5.0.4 Data transformations, normalization, standardization

Sometimes, we need to transform the variable to make the data values consitent across the observations. For example, When we look at variable average_cost_for_two. If all values of this variable are in same currency than it should not be a problem but we check variable currency, there are 12 different currencies are used to report average_cost_for_two. We can’t compare prices in different currencies. We also need to consider Purchasing Power Parity to rationalize the prices.

Currency PPP Conversion
Pounds 0.679372
Botswana Pula 5.081844545
Brazilian Real 2.480586012
Dollar 1
Emirati Dirham 2.326086126
Indian Rupees 20.44566932
Indonesian Rupiah 4747.908576
NewZealand 1.46197
Qatari Rial 2.201602287
Rand 0.456
Sri Lankan Rupee 87.26860544
Turkish Lira 11.554529

Source: World Bank link

With PPP Conversion factor, we will use formula to convert all data into Indian Rupees:

\[ Local Price = Base Price * (PPP Conversion Factor(Country)/PPP Conversion Factor(Base)) \] \(LocalPrice\) = Dollar equivalent in local currency

\(PPP Conversion Factor(Country)\) = PPP Conversion Factor

\(BasePrice\) = $100 (US PPP = 1.0)

\(PPP Conversion Factor(Base)\) = USD 1.0

After getting LocalPrice in USD, we will convert the LocalPrice in IndianRupee value with following formula:

\[ INR_Value = LocalPrice * USDINR Corrency Ex Rate \] The USDINR coversion rate we are considering is 83.

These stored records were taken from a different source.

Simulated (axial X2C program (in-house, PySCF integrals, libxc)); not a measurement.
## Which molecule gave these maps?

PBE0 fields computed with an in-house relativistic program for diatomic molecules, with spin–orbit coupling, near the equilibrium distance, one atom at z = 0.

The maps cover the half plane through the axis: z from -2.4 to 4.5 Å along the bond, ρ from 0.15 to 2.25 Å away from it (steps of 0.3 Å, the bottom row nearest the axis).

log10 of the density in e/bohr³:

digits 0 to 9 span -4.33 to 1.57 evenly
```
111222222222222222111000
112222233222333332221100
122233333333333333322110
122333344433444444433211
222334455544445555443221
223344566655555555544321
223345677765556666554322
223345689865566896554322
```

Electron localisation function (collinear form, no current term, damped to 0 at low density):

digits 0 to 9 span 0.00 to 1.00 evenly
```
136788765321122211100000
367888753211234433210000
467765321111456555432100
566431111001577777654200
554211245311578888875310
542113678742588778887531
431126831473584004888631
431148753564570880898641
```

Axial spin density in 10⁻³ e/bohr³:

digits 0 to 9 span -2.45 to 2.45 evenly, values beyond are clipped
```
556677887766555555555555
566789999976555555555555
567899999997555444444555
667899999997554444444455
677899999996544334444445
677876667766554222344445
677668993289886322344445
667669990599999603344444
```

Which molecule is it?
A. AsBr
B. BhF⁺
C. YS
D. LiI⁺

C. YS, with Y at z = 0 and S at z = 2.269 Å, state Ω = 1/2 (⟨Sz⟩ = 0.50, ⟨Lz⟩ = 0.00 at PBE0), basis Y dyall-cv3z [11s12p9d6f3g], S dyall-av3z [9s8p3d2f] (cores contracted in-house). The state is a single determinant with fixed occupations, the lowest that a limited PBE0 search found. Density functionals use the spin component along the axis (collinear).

Let’s convert average_cost_for_two:

average_cost_for_two = ifelse(zomato$currency=="Pounds(\x8c\xa3)", 
                                     zomato$average_cost_for_two * 20.44566932/11.554529,
                                     ifelse(zomato$currency=="Botswana Pula(P)", 
                                     zomato$average_cost_for_two * 20.44566932/5.081844545,
                                     ifelse(zomato$currency=="Brazilian Real(R$)", 
                                     zomato$average_cost_for_two * 20.44566932/2.480586012,
                                     ifelse(zomato$currency=="Dollar($)", 
                                     zomato$average_cost_for_two * 20.44566932/1,
                                     ifelse(zomato$currency=="Emirati Diram(AED)", 
                                     zomato$average_cost_for_two * 20.44566932/2.326086126,
                                     ifelse(zomato$currency=="Indonesian Rupiah(IDR)", 
                                     zomato$average_cost_for_two * 20.44566932/4747.908576,
                                     ifelse(zomato$currency=="NewZealand($)", 
                                     zomato$average_cost_for_two * 20.44566932/1.46197,
                                     ifelse(zomato$currency=="Qatari Rial(QR)", 
                                     zomato$average_cost_for_two * 20.44566932/ 2.201602287,
                                     ifelse(zomato$currency=="Rand(R)", 
                                     zomato$average_cost_for_two * 20.44566932/0.456,
                                     ifelse(zomato$currency=="Sri Lankan Rupee(LKR)", 
                                     zomato$average_cost_for_two * 20.44566932/87.26860544,
                                     ifelse(zomato$currency=="Turkish Lira(TL)", 
                                     zomato$average_cost_for_two * 20.44566932/11.554529,zomato$average_cost_for_two
                                     )))))))))))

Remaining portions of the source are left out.